We always knew that rankings had their limitations. No ranking can be definitive. No list of the strongest universities can capture all the intangible, life-changing and paradigm-shifting work that universities undertake. In fact, no ranking can even fully capture some of the basics of university activity – there are no globally comparable measures of teaching quality, for example.

But we do believe that rankings have some real uses, and love them or hate them, they are here to stay. Rankings help students select courses, help faculty make career choices, help department heads choose new research partners and help university managers set strategic priorities.

Research from an American think tank, the Institute for Higher Education Policy, published last year criticized some of the effects of rankings, but also found that they can “prompt change in areas that directly improve student learning experiences,” can “encourage institutions to participate in broader national and international discussions” and “foster collaboration, such as research partnerships, student and faculty exchange programs.” All positive.

The IHEP report, “Impact of College Rankings on Institutional Decision Making,” also found that rankings “play an important role in persuading the government and universities to rethink core national values."

As nations reshape their economies – through heavy investment in higher education – for a knowledge- and innovation-driven future, worldwide rankings are set to play an ever more influential role.

In this context, those of us who seek to rank universities have a responsibility to make them as rigorous and balanced as possible.

This is where we have fallen short in the past. An opinion survey of academics and university administrators from around the world, published earlier this month by Thomson Reuters, found that the sector generally valued rankings. But it also revealed “unfavorable” perceptions of the indicators and methodology used and uncovered “widespread concern about data quality,” especially among higher education professionals in North America and Europe.

We have received a lot of flak over our rankings, from people taking issue with our data and methodology and from others more fundamentally opposed to the idea that you can or should seek to, rank universities at all.

One of the most stinging attacks came from Andrew Oswald, one of the world’s leading economists and a professor at Britain’s University of Warwick. In late 2007, he mocked the pecking order of that year’s rankings in my magazine, in which the UK’s Universities of Oxford and Cambridge were tied for second, while Stanford University was 19th – despite having “garnered three times as many Nobel Prizes over the past two decades as the Universities of Oxford and Cambridge did combined," he wrote.
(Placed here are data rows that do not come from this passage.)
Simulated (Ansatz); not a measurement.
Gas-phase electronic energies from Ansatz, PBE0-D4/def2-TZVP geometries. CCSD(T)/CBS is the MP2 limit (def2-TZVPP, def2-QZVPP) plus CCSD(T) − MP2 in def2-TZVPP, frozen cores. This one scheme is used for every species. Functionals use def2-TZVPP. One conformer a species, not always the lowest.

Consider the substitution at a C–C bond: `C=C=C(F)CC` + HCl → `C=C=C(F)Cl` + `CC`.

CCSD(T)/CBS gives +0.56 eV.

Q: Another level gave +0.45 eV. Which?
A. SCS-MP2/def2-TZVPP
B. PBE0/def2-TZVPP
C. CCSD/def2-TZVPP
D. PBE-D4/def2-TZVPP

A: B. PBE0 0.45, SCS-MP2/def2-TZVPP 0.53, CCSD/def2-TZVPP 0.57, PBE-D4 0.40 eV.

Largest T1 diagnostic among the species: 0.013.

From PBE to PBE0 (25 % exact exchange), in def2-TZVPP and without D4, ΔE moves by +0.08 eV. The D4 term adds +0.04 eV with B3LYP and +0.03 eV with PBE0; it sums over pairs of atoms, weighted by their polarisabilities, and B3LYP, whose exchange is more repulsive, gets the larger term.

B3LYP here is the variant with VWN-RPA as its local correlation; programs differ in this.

He noted with contempt that the University of California at Berkeley was rated equal to the University of Edinburgh at 22nd position. “The organizations who promote such ideas should be unhappy themselves, and so should any supine universities who endorse results they view as untruthful,” he wrote.

Universities are, of course, in the “truth business”, as Professor Oswald put it. Journalists should share that mission. Rankings can never arrive at “the truth” – too many judgment calls have to be made, too many proxies for complex activities have to be employed – but they can get closer to the truth, by being more rigorous, sophisticated and transparent.

Our annual world university rankings were first published in 2004 – when Times Higher Education magazine not only had a different editor, but a different owner.

Last year, under Ann Mroz, a new editor who felt uncomfortable with the rankings we had been publishing, and following a re-launch of the publication, the first major window of opportunity for a wholesale review of the rankings emerged. We took the chance to act. We decided to start again. We felt that the international university sector deserved something more credible – a serious tool rather than an annual curiosity or marketing opportunity.

We are now working with the world-leading research data specialists Thomson Reuters, which will collect and analyze all the data for our rankings for 2010 and beyond.

So what was so bad about our previous efforts? Of most concern was the so-called “peer review” score. Some 40 percent of a university’s overall ranking score was based on the results of a “peer review” exercise – in fact a simple opinion survey of academics, asking them which institutions they rated most highly. In many respects, it has been quite similar to the reputation survey used by U.S. News & World Report for ranking American colleges.

Many object in principle to the use of any subjective measures in rankings, arguing that they reflect past, not current, performance, they are based on stereotype or even ignorance, and that a good or bad reputation may be mindlessly replicated. The United States has had its fair share of scandal here, most memorably last year when Inside Higher Ed revealed that one former American university official had told a conference that her colleagues routinely gave low ratings to all programs other than their own institution’s, in an influential reputation survey.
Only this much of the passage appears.